Italo Scanga at Ro Snell - Santa Barbara, California

Art in America, March, 1993 by Betty Klausner

Scanga aptly introduced his latest body of work, which makes strategic use of floral arrangements, in Santa Barbara, a year-round garden paradise. Each sculpture is made of found objects, mainly antiquated tools and architectural scraps, welded together to form tall vertical shapes. Each work features a conical glass vessel containing different kinds of fresh flowers, some in bunches, some alone. The vases, varying in height from 19 to 26 inches, sit in iron ring-shaped holders attached to the metal upright part of the sculpture. Many of the tools are painted in Scanga's signature expressionistic style. It was a buoyant experience to see these 12 witty, totemic sculptures - a vision of unexpected pleasure.

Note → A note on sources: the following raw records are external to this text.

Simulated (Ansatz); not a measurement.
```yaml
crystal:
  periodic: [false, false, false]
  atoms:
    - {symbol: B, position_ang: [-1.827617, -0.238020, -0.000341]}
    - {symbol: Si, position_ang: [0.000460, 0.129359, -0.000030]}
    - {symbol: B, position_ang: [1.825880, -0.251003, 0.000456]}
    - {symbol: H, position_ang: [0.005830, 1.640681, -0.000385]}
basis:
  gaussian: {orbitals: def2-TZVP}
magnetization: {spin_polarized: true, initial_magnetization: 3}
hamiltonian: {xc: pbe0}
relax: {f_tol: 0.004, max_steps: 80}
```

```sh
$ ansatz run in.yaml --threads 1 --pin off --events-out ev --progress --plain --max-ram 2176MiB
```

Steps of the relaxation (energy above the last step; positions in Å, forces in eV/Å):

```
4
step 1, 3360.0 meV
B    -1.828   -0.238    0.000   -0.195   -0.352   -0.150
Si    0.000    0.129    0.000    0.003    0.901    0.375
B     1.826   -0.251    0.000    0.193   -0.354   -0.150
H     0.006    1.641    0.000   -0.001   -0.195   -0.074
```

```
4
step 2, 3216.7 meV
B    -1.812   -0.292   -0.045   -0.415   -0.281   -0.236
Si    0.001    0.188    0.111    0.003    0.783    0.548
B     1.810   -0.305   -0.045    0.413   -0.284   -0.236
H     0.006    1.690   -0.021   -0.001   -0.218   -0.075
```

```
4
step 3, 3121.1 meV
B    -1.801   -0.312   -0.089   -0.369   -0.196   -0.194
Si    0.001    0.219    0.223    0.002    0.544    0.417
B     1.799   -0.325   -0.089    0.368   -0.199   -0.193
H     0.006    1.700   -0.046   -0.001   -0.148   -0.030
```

For the past 20 years, Italian-born Scanga (now based in San Diego) has occasionally incorporated glass forms into his mixed-medium work. But these are the first pieces in which he has used such gorgeously colored, hand-blown glass in such a utilitarian mode. His contemporary-styled vases - most in intense, scumbled reds, greens and blues, with contrasting lips - were made by a Murano craftsman at the Pilchuck Glass Center in Seattle, under Scanga's supervision. An important part of the concept behind the new series is the participatory nature of the pieces, which goes beyond their collaborative fabrication. The gallery (or owner of the work), not the artist, gets to do the floral arrangement - choosing the roses, delphiniums, gladioli or birds of paradise to finish off what Scanga started.

Inspired by museums and flea markets, Scanga unabashedly dips into both art history - a full range of 20th-century "-isms" - and leftover stuff from everyday life to make his work. He ferrets out such discarded objects as a scythe, a doorknob, a chain, a scale, a frying pan, a ladle and a wrought-iron cowboy riding a bucking bronco to construct his floor-standing and table-sized assemblages. Like the objects in George Herms's or Betye Saar's work, Scanga's recycled artifacts evoke memories and questions about the past. Recontextualized in works of art, our culture's junk provokes us to reassess our disposable environment.

The essence of Scanga's strategy is clearest in one of the more successful works, a 70-by-16-by-14-inch sculpture titled Ice Tong and a Wrench. Here the contrasts and counterbalances are at their most effective. The organic flower atop the man-made tools invites an allegorical reading - life and death, perhaps. The ice saw's sharp-toothed edge, aggressive and dangerous, is pointedly incongruous with the delicate calla lily. And, adding to the internal contradictions of this sculpture, the transparent glass vessel, fragile and reflective, is placed in implicit opposition to the rugged steel blade.

This show marked a major shift for Scanga, not only in his choice of materials (primarily metal instead of his customary wood), but also in his willingness to allow his work to be "completed" by the variable addition of short-lived flowers. Here he seems to have won his gamble, demonstrating that art can be accessible, potentially useful, participatory and beautiful - attributes not often valued in the postmodernist mainstream.